Before my hiatus from this column (apologies!), I promised I would embark on an examination of the controversial themes of crime, violence, and power in hip hop. “Cop Killer” by Ice-T and Body Count isn’t exactly hip hop, but it was the track that brought the gangster mentality into the brightest limelight. Possibly the most controversial song since Elvis shook his hips, the release of “Cop Killer” dragged the nation into an embarrassing and very noisy debate about First Amendment rights and, despite being pure punk rock, the place of hip hop in mainstream culture.

It isn’t entirely surprising that the controversy surrounding this track reflected mostly on hip hop as a genre. Ice-T was a rapper, and even his work as a vocalist for the band Body Count was clearly rap. Also, remember that this track dropped in 1992, after a good five years of increasing visibility of and, indeed, hostility towards, gangster hip hop. In the coming weeks, we’ll get into some of the drama caused by groups like NWA in years previous, but “Cop Killer” is undoubtedly the pinnacle of this period of angst as gangster hip hop invaded suburbia.
The song is all about a guy who’s been fed up with police brutality and being stopped by a cop for no reason, so he decides to get his black gloves and his black shirt and his ski mask and head out to kill some cops. Not exactly the deepest of lyrics, but the message is, errr, blatant. It shouts out Rodney King and Darryl Gates (who was the LAPD Chief at the time), and was released the year following the LA riots that stemmed from the Rodney King beating. Ice-T called it a “protest song,” one that was meant to speak for the angst of the lower classes who were sick and tired of mistreatment by the police.

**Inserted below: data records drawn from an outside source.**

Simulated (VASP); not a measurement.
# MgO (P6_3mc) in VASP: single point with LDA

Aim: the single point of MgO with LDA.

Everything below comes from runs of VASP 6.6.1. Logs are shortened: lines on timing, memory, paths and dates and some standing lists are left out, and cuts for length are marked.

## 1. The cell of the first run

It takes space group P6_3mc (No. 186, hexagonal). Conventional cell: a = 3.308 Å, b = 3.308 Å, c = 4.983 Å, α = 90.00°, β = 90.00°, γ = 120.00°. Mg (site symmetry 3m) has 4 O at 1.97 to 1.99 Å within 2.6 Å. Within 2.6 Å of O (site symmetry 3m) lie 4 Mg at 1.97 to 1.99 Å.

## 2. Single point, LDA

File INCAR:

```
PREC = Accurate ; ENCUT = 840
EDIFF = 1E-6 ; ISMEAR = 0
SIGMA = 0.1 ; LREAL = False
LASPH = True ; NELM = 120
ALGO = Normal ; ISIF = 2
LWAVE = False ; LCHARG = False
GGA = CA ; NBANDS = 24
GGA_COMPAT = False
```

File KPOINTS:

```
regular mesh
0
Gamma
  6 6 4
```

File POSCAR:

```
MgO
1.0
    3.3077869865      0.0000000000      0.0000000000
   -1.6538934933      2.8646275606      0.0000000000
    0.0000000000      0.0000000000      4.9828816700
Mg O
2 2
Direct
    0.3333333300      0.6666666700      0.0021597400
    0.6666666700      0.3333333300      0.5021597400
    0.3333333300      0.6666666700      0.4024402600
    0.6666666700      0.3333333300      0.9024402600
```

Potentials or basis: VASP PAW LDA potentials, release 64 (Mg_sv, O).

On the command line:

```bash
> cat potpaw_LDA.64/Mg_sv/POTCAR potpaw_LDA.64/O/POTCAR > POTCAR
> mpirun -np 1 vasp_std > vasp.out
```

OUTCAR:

While eventually the band decided that the controversy surrounding the song had outweighed the musical value and re-released the album without the track, the scandal was huge. You had people like George HW Bush, Tipper Gore, and Dan Quayle comparing the song to Nazis on the one hand, and others crying free speech and racism on the other. While the song isn’t available in any official format any more, in some ways its release wasn’t a total defeat for freedom of speech. After the controversy subsided, hindsight has proven 20/20, and the nation as a whole became far more accepting of such themes in music.

And if you don’t know, now you know…
Ice-T now played a cop in the movie “New Jack City” and currently plays one on “Law and Order: SVU.”
Bob Marley and the Wailers are the original cop killers.